Climate change protestors pass judgement on car-lover Jeremy Clarkson in 2009
Climate change protestors pass judgement on car-lover Jeremy Clarkson in 2009

Controversy has followed Jeremy Clarkson most of his life – here's his timeline of trouble preceding the BBC's decision not to renew his contract.

The 1970s

Clarkson's parents financed his private school education by selling Paddington Bear toys. Michael Bond, Paddington's creator, later said he almost sued them but decided against it after meeting them in a lift.

But private schooling didn't work out so well as Clarkson claimed in his autobiography that he was expelled from Repton School before he could take his A-levels for "drinking, smoking and making a general nuisance" of himself.

The 1990s

During the days of Cool Britannia, Clarkson allegedly claimed that staff at Hyundai - a South Korean car company - had all eaten dog, and that a particular car's designer had probably eaten a spaniel for lunch.

The comments at Birmingham's Motor Show were slammed by Hyundai UK as "bigoted and racist and deliberately vindictive". Hyundai later lampooned Clarkson in a spoof show called Top Deer.

The 2000s

In 2000, the Daily Mirror editor Piers Morgan obtained paparazzi photographs of Clarkson snogging a woman who was not his wife. Clarkson begged Morgan not to run the story and said he was "not physically capable" of having an affair.

Morgan was taken by the plea and downplayed the story, but lost his sympathy when it happened again two years later. Clarkson confronted Morgan at the 2004 Press Awards and punched him in the face.

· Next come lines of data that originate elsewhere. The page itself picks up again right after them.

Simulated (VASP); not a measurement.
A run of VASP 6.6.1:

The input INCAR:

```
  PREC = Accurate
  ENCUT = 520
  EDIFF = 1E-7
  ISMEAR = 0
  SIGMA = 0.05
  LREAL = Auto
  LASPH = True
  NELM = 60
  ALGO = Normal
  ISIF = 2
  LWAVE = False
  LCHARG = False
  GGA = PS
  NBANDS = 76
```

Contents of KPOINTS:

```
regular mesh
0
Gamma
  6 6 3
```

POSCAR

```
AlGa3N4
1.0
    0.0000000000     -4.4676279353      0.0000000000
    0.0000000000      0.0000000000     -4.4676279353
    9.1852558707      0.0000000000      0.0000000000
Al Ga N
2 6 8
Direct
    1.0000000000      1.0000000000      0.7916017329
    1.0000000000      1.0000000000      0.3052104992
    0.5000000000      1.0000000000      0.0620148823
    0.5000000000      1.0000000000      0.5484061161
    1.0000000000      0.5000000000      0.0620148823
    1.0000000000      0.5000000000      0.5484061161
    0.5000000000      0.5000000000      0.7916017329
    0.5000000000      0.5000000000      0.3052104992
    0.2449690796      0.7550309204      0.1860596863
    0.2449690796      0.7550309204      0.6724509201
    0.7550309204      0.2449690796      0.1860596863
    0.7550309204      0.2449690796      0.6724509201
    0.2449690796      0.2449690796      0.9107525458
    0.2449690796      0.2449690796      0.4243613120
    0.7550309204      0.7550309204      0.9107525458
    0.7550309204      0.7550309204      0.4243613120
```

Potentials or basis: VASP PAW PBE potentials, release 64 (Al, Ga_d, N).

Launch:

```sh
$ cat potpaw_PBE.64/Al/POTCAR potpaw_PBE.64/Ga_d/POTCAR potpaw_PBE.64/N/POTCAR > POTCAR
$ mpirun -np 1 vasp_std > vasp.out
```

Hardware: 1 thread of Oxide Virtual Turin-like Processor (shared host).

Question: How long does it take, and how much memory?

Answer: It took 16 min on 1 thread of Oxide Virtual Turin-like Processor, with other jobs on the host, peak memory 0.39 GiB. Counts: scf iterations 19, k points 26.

With the financial crisis gripping Britain in 2009, Clarkson referred to politician and the Chancellor of the Exchequer Gordon Brown as a "One-eyed Scottish idiot". Brown had lost all vision in his left eye when he was 17 after a rugby accident. Clarkson apologised for the reference to his injury but refused to rescind the word "idiot".

The 2010s

In 2010, the BBC was forced to apologise after Clarkson said the Ferrari F430 Speciale "looked like a simpleton" and should have been christened "speciale needs".

Public sector strikers were the target in a 2011 rant when he said: "I would take them outside and execute them in front of their families." He added: "I mean, how dare they go on strike when they have these gilt-edged pensions that are going to be guaranteed, while the rest of us have to work for a living?"

Perhaps the ultimate Clarkson controversy occurred in May 2014. A clip filmed several years ago but never broadcast appeared to show Clarkson reciting the nursery rhyme 'Eeny, meeny, miney, mo' and he appeared to use a racial slur in the second line.

Controversy in 2014 continued with the controversial 'slope' reference during a conversation with Top Gear co-presenter Richard Hammond while looking at a makeshift bridge over the River Kwai.

Then in October 2014 the Top Gear crew were chased out of Argentina by angry protesters after driving through Patagonia with a number plate ending in 'FKL' – which was interpreted as standing for 'Falklands'.

The BBC denied it was a deliberate act, but then Argentine police found a spare number plate in one of the cars that the team had left behind. It read: 'BEII END'.